I was in Los Angeles making my rounds with some of the studio producers to further my acting career by passing out my head-shot and resume (head-shot credit: www.Zanfer.com). After my last producer-meeting, I swung over to Beverly Hills to meet up with a good acquaintance of mine, Courtney, who is an actress.
We met up at a well-known restaurant for a late lunch or early dinner. We were talking about things we would do over in our lives and favorite ages to re-live.
I never really pondered over her questions before I answered them while I was stuffing a bacon, mushroom, hamburger in my mouth and sipping my Coke — man, I dig a nice fat juicy burger — gets me all the time; and, it is always Coke — not Pepsi — never was and never will.
Anyway, I was listening to her answer her own questions — she’s turning 30 years old this year; and, I guess she’s going through that whole crap — ya-know, “What is the meaning of my life?”
Honestly, I never went through that whole crap of, “Alfonso, what is your purpose in life?” “Why am I here?” “What have I got to show for my life?” Hell, all those are just a bunch of crap questions that are a waste of time for me.
After I chunked off my second to last bite of that fat, juicy, medium-rare cow flesh, I sipped my Coke, and I looked at her dead in the eyes, and I said, “Courtney, I never thought about going back to any age nor any times in my life — all those years helped me get to the man I am today, and I really dig myself and the person I am today and will be tomorrow — I have no regrets in my life — I proudly stand behind every single thing I wrote, said, and did in my entire years of being on this planet. I am in better shape now, mentally, spiritually, artistically, emotionally, intellectually, and physically, than I ever was in my past; and, my life at this stage is just absolutely amazingly splendid.”

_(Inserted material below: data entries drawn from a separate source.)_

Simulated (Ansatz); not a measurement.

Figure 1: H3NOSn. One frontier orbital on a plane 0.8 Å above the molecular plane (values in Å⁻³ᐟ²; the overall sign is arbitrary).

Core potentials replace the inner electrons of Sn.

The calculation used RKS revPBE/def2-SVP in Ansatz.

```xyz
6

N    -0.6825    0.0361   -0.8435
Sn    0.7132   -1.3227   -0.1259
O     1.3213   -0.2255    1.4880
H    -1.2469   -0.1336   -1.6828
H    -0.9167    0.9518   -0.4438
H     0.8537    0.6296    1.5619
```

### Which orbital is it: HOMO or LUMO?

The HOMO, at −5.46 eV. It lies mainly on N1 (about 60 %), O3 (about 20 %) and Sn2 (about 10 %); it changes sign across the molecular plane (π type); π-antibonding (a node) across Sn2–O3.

Then, I picked up the last chunk-sized fat, juicy, medium-rare cow flesh, oozing with blood and juices from the mushrooms and bacon and went on to say, “It’s kinda like this burger…it would never ever taste as splendid to me as it does right now…sure, I can repeat the same order after this one or order another one tomorrow; but, that second one just won’t be as good as this one; because, the experience is a one-time-only experience; and, that’s the same as my life…if I were to repeat and change any aspects of my life, well…I wouldn’t have awesome life that I have today; and, I wouldn’t be the groovy guy I am today and will be tomorrow — I really dig myself — the good, the bad, and the ugly; hence, I have no interest to change any of the events in my past.“
After my statement, I shoved that last chunk of juicy cow flesh in my big fat mouth and savored all the flavors busting like fireworks on my tongue and entire mouth — the party in my mouth was on! The cow flesh was vibrant with a char-broiled smokey flavor, then came the pig flesh with its natural savory saline crunchy flavors and textures, and the mushrooms balanced and blended all those rich flavors with its oaky juicy sauces…mmm-mmm-Mmm — that was a great burger!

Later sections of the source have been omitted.